Pandas Merge, Join, and Concatenate — Combining DataFrames
In this tutorial, you'll learn about Pandas Merge, Join, and Concatenate. We cover key concepts, practical examples, and best practices to help you understand and apply this topic effectively.
What You'll Learn
Combine multiple DataFrames using merge, join, and concat — SQL-style joins (inner, outer, left, right), concatenating rows and columns, and handling mismatched data.
Why It Matters
Real-world data comes from multiple sources. Merging and joining is how you combine customer tables with orders, or sales data with product information.
Real-World Use
Joining a customer table with an orders table on customer_id, appending monthly sales reports into one DataFrame, or combining product details with inventory levels.
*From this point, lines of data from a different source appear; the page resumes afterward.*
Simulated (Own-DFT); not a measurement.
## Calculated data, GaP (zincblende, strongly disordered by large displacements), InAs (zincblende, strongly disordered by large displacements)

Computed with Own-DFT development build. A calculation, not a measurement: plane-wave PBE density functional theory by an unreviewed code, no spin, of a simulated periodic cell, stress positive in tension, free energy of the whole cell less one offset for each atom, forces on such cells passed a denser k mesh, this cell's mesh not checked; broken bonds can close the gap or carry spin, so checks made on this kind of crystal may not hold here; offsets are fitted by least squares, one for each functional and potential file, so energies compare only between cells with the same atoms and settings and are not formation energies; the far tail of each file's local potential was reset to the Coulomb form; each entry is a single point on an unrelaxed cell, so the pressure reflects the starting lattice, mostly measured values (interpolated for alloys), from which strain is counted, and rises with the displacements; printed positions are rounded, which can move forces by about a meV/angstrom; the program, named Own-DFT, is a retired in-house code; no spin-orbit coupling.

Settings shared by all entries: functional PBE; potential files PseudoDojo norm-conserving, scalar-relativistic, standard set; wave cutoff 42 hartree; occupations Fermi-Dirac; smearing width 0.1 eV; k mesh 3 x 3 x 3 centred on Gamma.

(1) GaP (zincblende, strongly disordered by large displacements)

Concatenation — Stacking DataFrames
pd.concat() stacks DataFrames vertically (rows) or horizontally (columns):
Vertical (Appending Rows)
import pandas as pd
df1 = pd.DataFrame({"id": [1, 2], "name": ["Alice", "Bob"]})
df2 = pd.DataFrame({"id": [3, 4], "name": ["Charlie", "Diana"]})
# Stack rows
combined = pd.concat([df1, df2], ignore_index=True)
# id name
# 0 1 Alice
# 1 2 Bob
# 2 3 Charlie
# 3 4 Diana
Horizontal (Adding Columns)
df_left = pd.DataFrame({"id": [1, 2, 3], "name": ["Alice", "Bob", "Charlie"]})
df_right = pd.DataFrame({"age": [25, 30, 35], "salary": [50000, 60000, 70000]})
combined = pd.concat([df_left, df_right], axis=1)
# id name age salary
# 0 1 Alice 25 50000
# 1 2 Bob 30 60000
# 2 3 Charlie 35 70000
Merge — SQL-Style Joins
pd.merge() combines DataFrames based on a key column:
customers = pd.DataFrame({
"customer_id": [1, 2, 3, 4],
"name": ["Alice", "Bob", "Charlie", "Diana"],
"city": ["NYC", "LA", "Chicago", "NYC"],
})
orders = pd.DataFrame({
"order_id": [101, 102, 103, 104],
"customer_id": [1, 2, 2, 5],
"amount": [100, 200, 150, 300],
})
Inner Join
Only rows with matching keys in both DataFrames:
result = pd.merge(customers, orders, on="customer_id", how="inner")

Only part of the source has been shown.